Author: Gary Moore
Date: 14 November 2018
The Superior Courts Act, 2013[1] states that it is an Act to rationalise, consolidate and amend the laws relating to the Constitutional Court, Supreme Court of Appeal and High Court; and to make provision for administration of the judicial functions of all courts and administrative and budgetary matters relating to the Superior Courts.[2]
The Act deals inter alia with appeals. (An appeal lies against a decision of a Division of the High Court[3] as a court of first instance, if leave to appeal is granted[4] by the judge or judges concerned.[5] If the decision was by a court consisting of —
More than one judge, then appeal lies to the Supreme Court of Appeal;[6]

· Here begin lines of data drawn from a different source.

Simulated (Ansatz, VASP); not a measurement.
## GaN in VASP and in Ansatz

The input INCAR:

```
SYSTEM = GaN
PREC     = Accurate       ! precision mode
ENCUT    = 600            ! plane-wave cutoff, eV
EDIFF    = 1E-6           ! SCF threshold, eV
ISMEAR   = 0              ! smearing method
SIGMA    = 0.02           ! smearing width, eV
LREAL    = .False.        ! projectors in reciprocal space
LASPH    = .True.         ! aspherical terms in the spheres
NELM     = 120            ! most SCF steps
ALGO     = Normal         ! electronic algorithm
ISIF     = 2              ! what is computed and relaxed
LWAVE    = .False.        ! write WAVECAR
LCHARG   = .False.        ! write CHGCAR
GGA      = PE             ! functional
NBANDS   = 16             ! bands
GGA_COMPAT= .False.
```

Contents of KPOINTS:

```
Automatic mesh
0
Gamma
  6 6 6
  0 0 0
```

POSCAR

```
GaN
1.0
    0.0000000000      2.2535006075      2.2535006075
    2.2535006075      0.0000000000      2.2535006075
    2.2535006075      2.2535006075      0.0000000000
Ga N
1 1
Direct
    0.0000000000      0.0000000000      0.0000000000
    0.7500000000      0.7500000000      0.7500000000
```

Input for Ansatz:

a single judge, then a judge or judges granting leave to appeal must direct that the appeal be heard by a full court[7] of the Division, unless they consider that—
the decision involves an important question of law;[8]
a Supreme Court of Appeal decision is required to resolve differences of opinion;[9] or
the administration of justice[10] requires that the Supreme Court of Appeal hear it.[11]
(An appeal against a decision of a Division given on appeal to it—from a Magistrate’s Court decision[12]—lies to the Supreme Court of Appeal, if the latter grants special leave.[13])
(It has been held that a statutory requirement that leave to appeal be granted is not inconsistent with the constitutional guarantee of access to the courts.[14])
Leave to appeal, “only” if appeal “would” have reasonable prospect of success
The Act states that leave to appeal may “only” be given where the judge or judges concerned are of the opinion that the appeal “would” have a reasonable prospect of success[15] (or there is some other compelling reason why the appeal should be heard[16]) inter alia.[17]
Courts have observed that this requirement of the Act (that leave to appeal can “only” be given if the judge is believes an appeal “would” have a reasonable prospect of success) has raised the threshold for granting a party leave to appeal,[18] in that the test which was applied previously was whether there were reasonable prospects that another court “may” come to a different conclusion.[19]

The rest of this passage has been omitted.